By Maggie O’Brien
Each month, we review news articles written on STEM education and project-based learning (PBL) and list five that we find exceptionally inspiring and educational. Topics range from research reports to feature stories about new STEM and PBL initiatives in schools.
These articles support Defined STEM’s mission of assisting students in developing the critical 21st-century skills they need to succeed in college, career, and life.
Here’s what we liked this month:
STEM jobs are growing at an astounding rate every year, yet STEM education programs have not kept pace. This article discusses the anticipated changes in STEM education over the next five years that could impact the quality of STEM education. Three changes highlighted are: 1.) students becoming fluent in coding, 2.) a convergence of entertainment and education, and 3.) more arts integration. Also discussed is the importance of providing the teacher with the right resources to implement quality STEM teaching that prepares students for the future.

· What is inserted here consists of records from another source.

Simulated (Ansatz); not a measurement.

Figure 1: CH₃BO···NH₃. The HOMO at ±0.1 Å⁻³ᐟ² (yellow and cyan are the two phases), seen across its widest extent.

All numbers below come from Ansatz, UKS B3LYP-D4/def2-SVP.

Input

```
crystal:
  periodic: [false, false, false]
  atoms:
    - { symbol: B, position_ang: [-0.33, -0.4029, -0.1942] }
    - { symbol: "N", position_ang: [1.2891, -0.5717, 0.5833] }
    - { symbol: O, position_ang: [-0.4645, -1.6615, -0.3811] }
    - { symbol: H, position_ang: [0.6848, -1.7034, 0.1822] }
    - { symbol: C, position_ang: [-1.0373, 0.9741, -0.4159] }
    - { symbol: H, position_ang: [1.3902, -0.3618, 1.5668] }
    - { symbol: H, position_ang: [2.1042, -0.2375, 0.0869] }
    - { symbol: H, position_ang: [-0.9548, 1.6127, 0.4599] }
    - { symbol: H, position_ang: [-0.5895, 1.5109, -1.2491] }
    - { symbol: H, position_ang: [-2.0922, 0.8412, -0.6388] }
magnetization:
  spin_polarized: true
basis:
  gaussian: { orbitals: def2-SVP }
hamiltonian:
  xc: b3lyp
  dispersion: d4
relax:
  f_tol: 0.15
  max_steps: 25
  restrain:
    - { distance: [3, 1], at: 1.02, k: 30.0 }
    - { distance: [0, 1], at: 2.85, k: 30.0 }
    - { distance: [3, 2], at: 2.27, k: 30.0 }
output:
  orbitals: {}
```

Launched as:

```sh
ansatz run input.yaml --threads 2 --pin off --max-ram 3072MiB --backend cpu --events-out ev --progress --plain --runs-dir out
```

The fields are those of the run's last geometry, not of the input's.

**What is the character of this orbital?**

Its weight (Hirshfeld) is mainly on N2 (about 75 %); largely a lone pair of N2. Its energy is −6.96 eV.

Educator Beth Holland discusses methods for ensuring opportunities for inquiry in the research process. Holland explains three strategies that teachers can use to encourage inquiry: 1.) providing students with visible thinking routines & questions sets, 2.) focusing projects on an essential question as laid out in the UbD framework by Jay McTighe and Grant Wiggins, and 3.) tapping into student inquiry by asking questions that spark imaginative thinking.
In this article, three educators discuss why career-readiness is equally as important as the 4 C’s of 21st-century learning: collaboration, communication, critical thinking, and creativity. They explain how real-world projects and resources (including Defined STEM!) can provide students with opportunities for building career-ready skills. Other tips include starting the conversations about careers at a young age and weaving career-scenarios into the curriculum.
Four educators including national teacher of the year, Sydney Chaffey, explain how they plan to support authentic learning during the new school year. This article is full of classroom tips, tech tools, instructional methods, and activities.
This article highlights the importance of implementing meaningful authentic projects that students are interested in. Several educators share ideas and examples of how teachers can design projects that both help students learn required content and that genuinely interest them. Principal Mike Gwaltney explains “We ought to be teaching stuff that has real meaning for people. Project-based learning is about doing something; it’s about active learning,” Gwaltney said. “It’s not learning about math or about government, but how can I be someone in those fields.”